- Source: Hotel Carter
The Hotel Carter was a hotel at 250 West 43rd Street, near Times Square, in the Midtown Manhattan neighborhood of New York City. Opened in June 1930 as the Dixie Hotel, the 25-story structure originally extended from 43rd Street to 42nd Street, although the wing abutting 42nd Street has since been demolished. The hotel originally contained a bus terminal at its ground level, which was closed in 1957, as well as a bar and restaurant immediately above it. The upper stories originally contained 1,000 rooms but were later downsized to 700 rooms.
The hotel was developed by the Uris Buildings Corporation, which announced plans for the site in September 1928. The Bowery Savings Bank foreclosed on the hotel in 1931 and acquired it in March 1932, operating it for the next decade. In 1942, the Dixie became part of the Carter Hotels chain, which rehabilitated the hotel several times. The hotel was renamed the Carter in October 1976 in an attempt to rehabilitate its image. The businessman Tran Dinh Truong operated the Carter from 1977 until his death in 2012, after which GF Management took over. The Carter closed in 2014 and was sold to Joseph Chetrit, who planned to renovate the hotel as of 2022.
While it was operating, the Hotel Carter gained a negative reputation due to the crimes that took place there, as well as its general uncleanliness. At least four murders have occurred in the hotel. In addition, the Hotel Carter was cited as being among America's dirtiest hotels for several years in the late 2000s and early 2010s.
Description
When it opened in 1930, the Dixie Hotel contained a thousand rooms (later downsized to 700 rooms). The hotel had been planned as a 22-story building with either 650 or 700 guestrooms. The plans had also included an underground bus terminal. The hotel was largely located on 43rd Street, although it also had an alternate entrance through a two-story building on 42nd Street.
= Bus terminal
=The hotel contained a bus depot, which opened in 1930 and operated until 1957. The terminal occupied the entire ground floor of the hotel, although its loading platform and waiting room were 5 feet (1.5 m) below street level. The facility was accessed by two arrival and two departure ramps, which could accommodate up to 40 buses per hour; these ramps led to both 42nd and 43rd Streets. The center of the terminal contained a bus turntable with a diameter of 35 feet. Twelve loading slips were arranged around the turntable. The terminal handled 350 buses daily during peak summer seasons.

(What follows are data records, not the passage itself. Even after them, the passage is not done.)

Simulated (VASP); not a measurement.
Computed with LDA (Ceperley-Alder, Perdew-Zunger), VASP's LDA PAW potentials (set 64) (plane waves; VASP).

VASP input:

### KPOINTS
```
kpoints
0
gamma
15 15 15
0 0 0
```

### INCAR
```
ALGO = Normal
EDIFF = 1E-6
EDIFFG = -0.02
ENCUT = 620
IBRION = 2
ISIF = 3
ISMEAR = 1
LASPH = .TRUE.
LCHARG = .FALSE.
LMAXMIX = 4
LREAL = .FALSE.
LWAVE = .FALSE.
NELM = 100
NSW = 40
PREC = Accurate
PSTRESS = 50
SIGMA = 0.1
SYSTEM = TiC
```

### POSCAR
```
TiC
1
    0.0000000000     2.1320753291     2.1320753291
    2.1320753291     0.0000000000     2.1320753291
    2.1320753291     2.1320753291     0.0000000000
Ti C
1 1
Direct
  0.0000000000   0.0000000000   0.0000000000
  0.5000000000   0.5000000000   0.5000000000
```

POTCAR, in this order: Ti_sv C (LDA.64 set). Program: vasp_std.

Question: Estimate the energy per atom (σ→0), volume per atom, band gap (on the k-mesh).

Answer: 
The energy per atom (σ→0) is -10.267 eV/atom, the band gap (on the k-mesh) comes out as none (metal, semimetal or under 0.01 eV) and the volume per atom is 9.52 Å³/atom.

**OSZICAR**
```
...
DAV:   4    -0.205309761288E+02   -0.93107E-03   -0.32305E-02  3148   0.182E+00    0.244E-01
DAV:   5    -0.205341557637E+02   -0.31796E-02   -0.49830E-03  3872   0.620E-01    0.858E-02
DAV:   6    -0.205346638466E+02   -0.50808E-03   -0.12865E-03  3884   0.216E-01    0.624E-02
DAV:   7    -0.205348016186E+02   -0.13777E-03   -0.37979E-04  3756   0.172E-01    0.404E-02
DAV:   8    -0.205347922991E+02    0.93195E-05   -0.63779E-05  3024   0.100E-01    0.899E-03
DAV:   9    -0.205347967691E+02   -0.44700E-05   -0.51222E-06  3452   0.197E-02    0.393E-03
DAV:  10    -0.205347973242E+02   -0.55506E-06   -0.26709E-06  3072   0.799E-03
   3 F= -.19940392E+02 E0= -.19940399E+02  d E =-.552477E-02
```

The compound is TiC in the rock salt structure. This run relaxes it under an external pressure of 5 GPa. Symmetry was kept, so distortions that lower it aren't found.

Buses arriving at the terminal would drive onto the turntable, which would then rotate to the proper slip. The center of the turntable was 4 inches (100 mm) below the rim, preventing buses from rolling off the turntable by accident. Bus drivers pulled forward into the slip, allowing passengers to alight and board at the widest part of the loading platform. To prevent buses from rolling backward onto the turntable, each loading slip sloped 2 inches (51 mm) downward from the turntable. The loading platform itself was about 6 inches (150 mm) above the slip, allowing level boarding. Buses leaving the terminal would reverse onto the turntable, which would rotate toward the exit ramp. A dispatcher used an electronic signaling device to control all of the buses' movements, and the dispatcher also announced the departure of each bus.
The loading platform wrapped around each of the bus slips. Two sets of doors, one on either side of the terminal, led from the loading area to the terminal's waiting room. The terminal was arranged so all slips were within 100 feet (30 m) of the waiting area. The waiting room had a cafe, newsstands, ticket booths, and elevators leading to the hotel's lobby. Both the waiting room and the loading area were heated using a forced draft system. Ventilation openings were placed at the rear of each slip, near the buses' exhaust pipes.
= Nightclub and theater
=The hotel's first story contained the Dixie Lounge Bar, a nightclub that opened in 1942 and was decorated in the Southern Colonial style. The space was designed by Jac Lessman and could be accessed from the lobby, the dining room, and directly from the street. The room was surrounded by a four-foot-high brick wainscoting, and the front wall contained white window shutters and ivy-filled planting boxes. In addition, the columns were decorated to resemble trees. The nightclub, along with the adjacent Plantation Room restaurant, could fit a combined 500 people.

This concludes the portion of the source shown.